Avoiding the IP of third parties is usually more important to the ultimate success of the transaction than quality of IP assets for sale, as important as the IP of the seller may be. Also, conducting the FTO search first will often identify other third-party IP that can be used when evaluating the strength of the seller’s IP. For example, an FTO patent search may reveal patents that are relevant to the seller’s IP for purposes of patentability.
You can always ask the sellers if they have done their FTO homework, and if so, if they are willing to share part or all of their findings. They may refuse to disclose this to maintain the attorney-client privilege, but the sellers may be willing to disclose underlying prior art or relevant trademarks without divulging opinions. It’s worth a try, and usually the sellers get extra points for providing this type of disclosure.

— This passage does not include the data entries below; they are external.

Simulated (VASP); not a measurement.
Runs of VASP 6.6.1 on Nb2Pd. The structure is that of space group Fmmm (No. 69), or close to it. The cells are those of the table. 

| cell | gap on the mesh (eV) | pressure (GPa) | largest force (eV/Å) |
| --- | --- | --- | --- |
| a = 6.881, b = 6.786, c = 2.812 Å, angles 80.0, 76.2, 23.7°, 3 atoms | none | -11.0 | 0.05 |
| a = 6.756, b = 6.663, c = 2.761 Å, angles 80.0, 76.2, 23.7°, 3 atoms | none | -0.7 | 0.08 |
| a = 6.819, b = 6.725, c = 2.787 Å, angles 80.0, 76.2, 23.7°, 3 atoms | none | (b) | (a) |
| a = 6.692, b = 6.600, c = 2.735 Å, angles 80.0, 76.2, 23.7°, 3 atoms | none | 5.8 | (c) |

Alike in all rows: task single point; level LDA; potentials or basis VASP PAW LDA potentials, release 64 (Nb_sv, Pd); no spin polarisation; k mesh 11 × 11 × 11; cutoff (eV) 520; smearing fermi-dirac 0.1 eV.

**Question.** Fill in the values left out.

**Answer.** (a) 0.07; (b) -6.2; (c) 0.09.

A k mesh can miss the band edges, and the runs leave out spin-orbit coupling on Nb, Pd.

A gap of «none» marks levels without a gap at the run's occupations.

If you’re representing the seller, and you have an issue with the IP asset, disclosure with an explanation is always better than waiting for the buyer to find out independently. One of the authors recently represented a buyer during an IP due diligence and found out independently that the key patents in an acquisition were the subject of a validity arbitration-the seller never told the buyer’s business team that the patents were at risk. The buyer terminated the transaction the next day. Honesty is really the best practice in DD. After all, very often the goal of a DD is the merger of two organizations, and the operations of the joined companies will experience a major hiccup if trust cannot be established between the parties on all levels of the two organizations.
Identifying the strength of the seller’s IP is beyond the scope of this short article, and needs to be completed by competent practitioners. However, the buyer’s business counsel can assist by providing a strong set of representations and warranties in the agreement drafts, which will hopefully smoke out at least some IP issues. Consult with the IP counsel for particular clauses that can address particular issues the IP counsel would like addressed.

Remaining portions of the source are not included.